Then why were you so against the addition of "negation" to for-each-ref?

If you want "I want histories reaching A and B", just say "rev-list A B",
without adding useless "er, I do not want histories reaching C in the
output, but I do not want commits reachable from C to be excluded from the
output either" by mentioning C. Learn to shut your mouth and not talk
about irrelevant "C" in such a case, and you will do just fine.

Especially, re-read your first message where you said that between

    git rev-list A B ^C

and

    git rev-list $(git for-each-ref A B ^C)

"consistency suggests should do the same".  Should the consistency also
suggest that

    git rev-list $(git rev-parse A B ^C)

do the same?  That is a total bullshit that can only come from somebody
who does not understand the distinction between pattern matching in
refnames vs set operation over commit DAG.

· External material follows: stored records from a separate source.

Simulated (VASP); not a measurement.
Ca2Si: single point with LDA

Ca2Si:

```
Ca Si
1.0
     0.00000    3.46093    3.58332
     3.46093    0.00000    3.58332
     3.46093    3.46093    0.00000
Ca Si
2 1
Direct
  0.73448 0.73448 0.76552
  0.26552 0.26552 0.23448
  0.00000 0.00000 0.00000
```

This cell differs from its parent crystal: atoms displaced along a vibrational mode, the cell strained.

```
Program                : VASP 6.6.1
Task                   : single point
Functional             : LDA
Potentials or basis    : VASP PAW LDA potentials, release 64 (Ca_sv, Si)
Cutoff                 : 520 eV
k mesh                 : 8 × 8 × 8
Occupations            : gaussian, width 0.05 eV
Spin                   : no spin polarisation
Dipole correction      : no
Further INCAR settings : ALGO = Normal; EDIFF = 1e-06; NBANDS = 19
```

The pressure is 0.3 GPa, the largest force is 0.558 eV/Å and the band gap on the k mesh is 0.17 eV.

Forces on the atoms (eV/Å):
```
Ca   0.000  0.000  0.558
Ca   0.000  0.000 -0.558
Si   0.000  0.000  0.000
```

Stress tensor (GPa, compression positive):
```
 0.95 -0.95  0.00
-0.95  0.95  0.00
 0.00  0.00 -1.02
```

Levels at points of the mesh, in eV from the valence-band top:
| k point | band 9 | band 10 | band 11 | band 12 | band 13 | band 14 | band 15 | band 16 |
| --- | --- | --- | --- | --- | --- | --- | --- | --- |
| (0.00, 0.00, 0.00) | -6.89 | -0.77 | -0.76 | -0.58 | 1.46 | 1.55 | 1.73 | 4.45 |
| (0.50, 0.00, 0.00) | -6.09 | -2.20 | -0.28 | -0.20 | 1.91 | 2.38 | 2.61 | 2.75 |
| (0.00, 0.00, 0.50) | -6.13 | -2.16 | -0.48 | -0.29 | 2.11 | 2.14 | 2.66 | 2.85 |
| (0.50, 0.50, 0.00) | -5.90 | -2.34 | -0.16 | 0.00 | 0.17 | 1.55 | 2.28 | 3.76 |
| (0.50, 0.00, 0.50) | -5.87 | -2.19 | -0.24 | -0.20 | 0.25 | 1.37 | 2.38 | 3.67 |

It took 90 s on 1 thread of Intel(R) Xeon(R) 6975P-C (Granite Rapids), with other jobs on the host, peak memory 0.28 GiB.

Having said all that, if your argument against using "^" as negation for
for-each-ref *were* with something like this from the beginning:

    git rev-list --all --exclude-refs=refs/tags/v\*

it would have been very different. I would wholeheartedly buy the
consistency argument that says

    git for-each-ref --exclude-refs=refs/tags/v\*

ought to give all refs (only because for-each-ref "all" is implied) except
for the tagged tips, and

    git log --all --exclude-refs=refs/tags/v\*

should be the notation to produce consistently the same result as

    git log $(git for-each-ref --format='%(objectname)' --exclude-refs=refs/tags/v\*)

but if we used "^" as negated match in for-each-ref argument, we would
close the door to give such consistency to log family of commands later.

But that wasn't what you said.  Why should I get accused of not guessing
what you meant to say but you clearly didn't, and in addition blamed for
insulting merely for pointing out the idiocy in what you said?

No. *YOU* go back and re-read your message more carefully.